Convent and High School of Saint Anthony

About

The convent was founded in the middle of the 19th century. In 1847, the Lebanese Maronite Order received, as a donation from a family in the village, a piece of land on which there was a humble edifice made up of two vaulted rooms. The monks who provided religious services at Saint Romain, the parish church of the village at the time, lived there. They provided, in parallel, between 1854 and 1900, the religious education of the young parishioners, teaching them, for this,
the principles of reading in Arabic and Syriac.

It was a century after the foundation of the convent, in 1948, that the Lebanese Maronite Order, responding to sollicitations from the inhabitants of Hammana, requested and obtained authorization to open a school by decree n˚7000. It was a school for boys, teaching French and Arabic. The history of the seventy years that followed will be that of incessant architectural and educational transformations to accompany the evolution of the century and of language acquisition techniques.

Installed at the beginning in a building rented on the heights of the village, in the district of Chaghour, the school quickly integrates the edifice of the convent, which was arranged and equipped in order to be able to welcome the pupils of the neighboring villages. Father Youhanna Saadé El Ghostaoui, Superior of the Saint Jean-Maron convent of Qobey, was appointed director. In September 1963, the secondary cycle was created by decree n° 669 and the school was transformed into a high school. It will henceforth be known as "College Saint Antoine - Hammana of the Lebanese Maronite Order". In 1971, the school became coeducational.

The architectural history of the buildings testifies to a constant effort to gain covered surfaces that can accommodate students. In 1966, the building was extended. A wing and a second floor were added, the boarding school having at the time some 200 students. Then the building, once again cramped given the number of students, was extended a second time, then a third in 1975, where the dormitories were replaced by classrooms. In the nineties, the church and the convent were restored and enlarged. The most significant works were undoubtedly carried out in 2012 when the large open courtyard of the college was covered, which saved a lot of space but eliminated the graceful arcades which made the charm of the convent's facade and identified it with further than the eye could see.

The convent and the college suffered the brunt of the upheavals of history in the last quarter of the twentieth century. The period of war was fraught with danger and, in 1982, during the sad “mountain war”, the monks lived through long months of trouble, doubt and fear for the future.

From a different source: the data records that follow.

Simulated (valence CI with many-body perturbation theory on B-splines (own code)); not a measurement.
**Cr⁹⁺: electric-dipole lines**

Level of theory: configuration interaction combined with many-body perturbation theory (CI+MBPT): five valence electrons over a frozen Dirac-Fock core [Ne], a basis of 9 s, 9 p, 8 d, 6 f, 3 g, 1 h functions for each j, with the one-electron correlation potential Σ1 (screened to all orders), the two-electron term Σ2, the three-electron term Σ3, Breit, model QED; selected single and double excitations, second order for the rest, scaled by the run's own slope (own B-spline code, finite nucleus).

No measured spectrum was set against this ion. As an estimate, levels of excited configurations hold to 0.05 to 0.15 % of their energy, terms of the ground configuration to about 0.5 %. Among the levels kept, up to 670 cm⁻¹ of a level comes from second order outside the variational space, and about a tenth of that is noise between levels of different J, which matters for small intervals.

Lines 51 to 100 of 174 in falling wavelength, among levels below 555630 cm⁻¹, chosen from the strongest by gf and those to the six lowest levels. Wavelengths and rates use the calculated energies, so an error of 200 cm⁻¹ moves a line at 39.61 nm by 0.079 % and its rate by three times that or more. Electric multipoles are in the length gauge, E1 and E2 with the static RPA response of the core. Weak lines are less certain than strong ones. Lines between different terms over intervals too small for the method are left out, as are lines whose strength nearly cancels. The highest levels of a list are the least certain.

The war also brought about major changes in education. After having been a French-speaking college since its foundation, the school set up an English-speaking section in 1985, thus meeting the needs of new students who came after the demographic changes caused by the war, the school operating since then with two sections, French and English speaking. The monks who successively directed the monastery and the college were committed both to maintaining the buildings and to adapting to the evolution of teaching tools and techniques. The 2000s saw the implementation of a school project that met the needs and objectives of the college, and the first role it gave itself, namely to train in citizenship. The computer rooms, audio-visual, C.D.I., and the science laboratory were refurbished and re-equipped. A “twinning” agreement between Hammana and the French city of Mâcon, the birthplace of the French poet Lamartine who spoke in unforgettable pages of the Valley of Hammana, allowed to give an international dimension to the French-speaking branch whose students participate in the festival "Poetry in my city", in Mâcon. A state-of-the-art language laboratory was set up in 2014 to actively involve students in their learning. At the beginning of the 2019-2020 year, the direction of the College reacted to the effect of the successive social crises which had sparse the ranks of the students. Helped financially and morally by the Hammaniote emigration, and imposing strict monitoring of the students despite the difficult conditions of confinement, she managed to instill a new dynamic at the College which is, once again, becoming a place full of life.